The fiscal practically ignores this salient feature of the instant case and we have little time for independent investigation even in cases of larger importance than the one now under consideration.

• At the trial a policeman testified that he had filed a complaint against the defendant for driving an unlicensed automobile.

Defendant moved to strike the statement upon the ground that a negative certificate from the Department of the Interior would be better evidence of the fact that the car in question was unlicensed.

The court conceded that counsel was correct in the absence of further showing, but indicated a disposition to investigate the grounds upon which the statement as made by the witness was based.

The Avitness then stated that the car carried no number plates; that Avitness stopped defendant and asked him why he was driving a car without number plates and defendant answered:

“ * * * that he was driving the car because he had sent a man to San Juan Avith money to get' the number plates, but it seemed that the man had gone on a spree and spent the money and had not come back. ’ ’

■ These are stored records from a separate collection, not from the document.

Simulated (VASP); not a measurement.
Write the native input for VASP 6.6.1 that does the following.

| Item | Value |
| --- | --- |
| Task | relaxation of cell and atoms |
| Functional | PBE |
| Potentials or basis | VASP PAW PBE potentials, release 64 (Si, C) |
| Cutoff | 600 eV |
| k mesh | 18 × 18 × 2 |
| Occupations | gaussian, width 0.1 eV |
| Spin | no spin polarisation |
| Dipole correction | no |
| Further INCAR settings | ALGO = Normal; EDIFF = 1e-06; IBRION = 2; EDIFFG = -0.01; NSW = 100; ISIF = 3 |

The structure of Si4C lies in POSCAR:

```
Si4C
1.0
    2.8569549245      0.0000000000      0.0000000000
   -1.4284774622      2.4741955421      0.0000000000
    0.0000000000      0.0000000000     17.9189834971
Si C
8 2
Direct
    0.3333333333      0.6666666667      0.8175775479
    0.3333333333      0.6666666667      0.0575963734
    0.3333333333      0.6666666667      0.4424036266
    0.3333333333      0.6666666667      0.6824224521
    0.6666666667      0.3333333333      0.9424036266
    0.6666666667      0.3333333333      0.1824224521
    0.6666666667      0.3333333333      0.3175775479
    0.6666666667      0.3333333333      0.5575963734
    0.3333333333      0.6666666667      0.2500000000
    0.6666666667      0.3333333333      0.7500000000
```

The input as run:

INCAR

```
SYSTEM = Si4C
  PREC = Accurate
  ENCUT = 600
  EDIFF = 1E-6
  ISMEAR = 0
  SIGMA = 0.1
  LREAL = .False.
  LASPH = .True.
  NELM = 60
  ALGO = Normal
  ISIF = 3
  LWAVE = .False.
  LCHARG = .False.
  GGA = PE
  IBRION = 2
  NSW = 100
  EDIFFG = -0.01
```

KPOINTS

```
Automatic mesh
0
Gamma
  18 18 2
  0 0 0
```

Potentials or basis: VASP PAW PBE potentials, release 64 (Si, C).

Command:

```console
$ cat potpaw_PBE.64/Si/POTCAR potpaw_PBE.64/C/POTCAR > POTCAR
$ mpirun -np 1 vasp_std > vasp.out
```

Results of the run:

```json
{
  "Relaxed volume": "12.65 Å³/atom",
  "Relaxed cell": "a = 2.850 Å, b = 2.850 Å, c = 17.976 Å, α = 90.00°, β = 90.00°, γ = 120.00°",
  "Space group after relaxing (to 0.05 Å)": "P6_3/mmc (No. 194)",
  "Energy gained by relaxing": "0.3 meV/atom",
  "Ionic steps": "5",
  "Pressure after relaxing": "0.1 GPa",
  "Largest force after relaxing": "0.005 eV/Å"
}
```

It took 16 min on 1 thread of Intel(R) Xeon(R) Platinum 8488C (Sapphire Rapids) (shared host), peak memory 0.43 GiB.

Following this recital of the admission imputed to the accused, the policeman stated that he, therefore, concluded that the car had no license.

Counsel for defendant then insisted upon the “elimination,” Avithout any more specific reference to any part of *341lie testimony, upon the ground that the lack of a license was a conclusion of the witness. The court overruled the motion and defendant took an exception.

Obviously, the question here raised did not go to the admissibility of the evidence as to the total absence of number plates.

The witness above mentioned later repeats the statement that the car on the date specified in the complaint had no number plates, hut reappeared upon the streets within a few days thereafter equipped with such plates.

The district chief of police was also an eye witness to the halting of the ear, to the absence of number plates and to the subsequent display of such plates.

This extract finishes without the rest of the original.